This is the paradox: The more we try to measure everything, the more we miss what matters.
Choose to be measured by the impact you create, not just the data you collect.
This is the paradox: The more we try to measure everything, the more we miss what matters.
Choose to be measured by the impact you create, not just the data you collect.
@portugeek @Daojoan Something from @pluralistic I'm always quoting:
"Quantitative disciplines – physics, math, and (especially) computer science – make a pretense of objectivity. They make very precise measurements of everything that can be measured precisely, assign deceptively precise measurements to things that can’t be measured precisely, and jettison the rest on the grounds that you can’t do mathematical operations on it."
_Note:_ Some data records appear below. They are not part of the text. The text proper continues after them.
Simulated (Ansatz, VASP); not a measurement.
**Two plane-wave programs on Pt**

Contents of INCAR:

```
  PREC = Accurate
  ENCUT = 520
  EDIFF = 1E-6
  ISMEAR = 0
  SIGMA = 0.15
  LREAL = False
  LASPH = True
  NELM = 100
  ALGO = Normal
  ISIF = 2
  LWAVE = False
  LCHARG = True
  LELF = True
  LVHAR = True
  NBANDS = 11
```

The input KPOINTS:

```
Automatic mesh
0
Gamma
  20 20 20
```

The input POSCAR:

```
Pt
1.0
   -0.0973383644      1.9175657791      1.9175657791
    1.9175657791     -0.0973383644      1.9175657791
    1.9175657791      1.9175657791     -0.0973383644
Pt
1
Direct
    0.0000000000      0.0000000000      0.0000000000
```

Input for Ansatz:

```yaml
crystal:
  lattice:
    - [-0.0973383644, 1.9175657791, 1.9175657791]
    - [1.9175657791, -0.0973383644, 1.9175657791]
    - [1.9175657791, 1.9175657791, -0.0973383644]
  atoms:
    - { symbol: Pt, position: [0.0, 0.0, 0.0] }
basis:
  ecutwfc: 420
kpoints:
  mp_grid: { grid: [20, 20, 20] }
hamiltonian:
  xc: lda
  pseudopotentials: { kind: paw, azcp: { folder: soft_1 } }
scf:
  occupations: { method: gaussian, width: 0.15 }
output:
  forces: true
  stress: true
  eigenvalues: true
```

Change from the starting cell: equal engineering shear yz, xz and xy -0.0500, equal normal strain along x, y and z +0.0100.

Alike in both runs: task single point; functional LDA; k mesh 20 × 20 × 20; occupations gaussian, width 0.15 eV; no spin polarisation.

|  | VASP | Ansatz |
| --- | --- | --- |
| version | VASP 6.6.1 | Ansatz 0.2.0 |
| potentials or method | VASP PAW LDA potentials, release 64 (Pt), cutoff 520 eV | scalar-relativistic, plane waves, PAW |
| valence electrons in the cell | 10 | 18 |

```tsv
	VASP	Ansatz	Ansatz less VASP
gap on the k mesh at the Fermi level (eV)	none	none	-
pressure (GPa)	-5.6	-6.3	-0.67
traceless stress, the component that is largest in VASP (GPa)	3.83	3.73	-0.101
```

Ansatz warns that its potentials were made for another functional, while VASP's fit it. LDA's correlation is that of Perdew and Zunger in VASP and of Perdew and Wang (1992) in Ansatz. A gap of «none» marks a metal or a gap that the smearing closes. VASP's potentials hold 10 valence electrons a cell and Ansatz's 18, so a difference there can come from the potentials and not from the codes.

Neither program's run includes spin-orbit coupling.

@Daojoan Until recently I was working for a massive European institution that was rolling out a new way to “measure” our work. Basically everything had to be a project, so everyone’s work can be quantified within PM tools. It doesn’t matter what the actual contribution of the individual is, if there isn’t a metric for it within a project, it wasn’t valuable. Even regular maintenance work had to be shoehorned into projects just in case upper management thought it useless and discarded it.
This quantify everything trend is happening everywhere for every department. If it’s not measurable, it’s not important. If you can only see your organisation’s work via a spreadsheet, you don’t know diddly squat about it and the work it does. These people want to know the cost of everything, because they can’t understand the value of anything.